Galerie Chantal Crousel is delighted to host Mona Hatoum’s newest solo exhibition in its second space at 5 rue de Saintonge, with a presentation of the major installation Performance Documents, 1980-1987/2013. This important work comprising photographs, sketches, drawings, notes, descriptions and videos, brings together rare archive material from a strategic and early point in Hatoum’s career when she created performance in both a gallery setting and outside, on the streets.

Hatoum's performances are particularly striking since they are both dramatically visual and emotionally and politically engaged, characteristics which underpin all of her work thereafter. In these works we see themes that the artist returns to many times in her sculptures, installations and works on paper, with particular focus on the body, issues of gender and notions of conflict and displacement. Props such as furniture and domestic tools as well as confined, architectural structures create a textural background for actions that focused intensely on the body and, in particular, on the experience of being a displaced person.

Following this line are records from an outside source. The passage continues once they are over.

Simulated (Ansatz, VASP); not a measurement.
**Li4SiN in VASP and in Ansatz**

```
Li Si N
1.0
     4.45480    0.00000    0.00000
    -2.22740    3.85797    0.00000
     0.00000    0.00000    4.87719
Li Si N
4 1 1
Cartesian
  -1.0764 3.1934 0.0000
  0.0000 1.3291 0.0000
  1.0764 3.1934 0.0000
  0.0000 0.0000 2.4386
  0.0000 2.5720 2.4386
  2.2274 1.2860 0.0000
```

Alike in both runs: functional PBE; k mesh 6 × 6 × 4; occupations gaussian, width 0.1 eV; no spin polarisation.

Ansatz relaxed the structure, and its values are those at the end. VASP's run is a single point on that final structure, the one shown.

The sketches are also remarkable in that they evidence the emerging sculptor that Mona Hatoum would become as well giving vivid insight into the working mind of an artist, showing both the initial ideas as well as the revisions and changes that are necessary in order to create a successful artwork. Mona Hatoum's decision to make performances at this time was partly due to necessity since she had limited funds, but also due to her active involvement in the fringe scenes of the London art world at the time, having recently graduated from art school. Since these works were often performed only once, this documentation provides the contemporary viewer with a unique, highly interactive engagement not just in an important period in Mona Hatoum's career but in 1980s art in general.

In 2020, Mona Hatoum has been awarded the Julio González Prize 2020 by the Valencia Institute of Modern Art, as well as the Praemium Imperiale prize for Sculpture in 2019, submitted by Japan Art Association, the most historical cultural foundation in Japan. She was presented with a number of additional prizes during her career, such as the Hiroshima Art Prize by the Hiroshima City Museum of Contemporary Art (2017), the Joan Miró Prize of the Fundació Joan Miró (2011), and the Roswitha Haftmann Stiftung Prize, Zurich (2004) among others.

In 2015, her major exhibition at the Musée National d'Art Moderne, Centre Georges Pompidou, Paris travelled to Tate Modern, London, and the Museum of Contemporary Art Kiasma in Helsinki (2016).

Mona Hatoum has since then, shown her work in numerous international institutions such as the Magasin III and Accelerator, Stockholm (2022); Valencia Institute of Modern Art (IVAM), Valencia (2021); Menil Collection, Houston, (2017) that toured to the Pulitzer Arts Foundation in St. Louis (2018); Hiroshima City Museum of Contemporary Art (2017). Previous solo exhibitions include: Fundación PROA, Buenos Aires (2015); Pinacoteca do Estado, São Paulo (2014); Museum of Fine Arts, Ghent (2014); Arab Museum of Modern Art, Doha (2014); Kunstmuseum St-Gallen (2013); Arter, Istanbul (2012); Fundació Juan Miró, Barcelona (2012); Ullens Center for Contemporary Art, Beijing (2009); Fondazione Querini Stampalia, Venice (2009); Museum of Contemporary Art Australia, Sydney (2005); Hamburger Kunsthalle, Hamburg (2004); Kunstmuseum Bonn (2004); Magasin III, Stockholm (2004); Museo de Arte Contemporáneo de Oaxaca (2003); Centro de Arte de Salamanca (2002).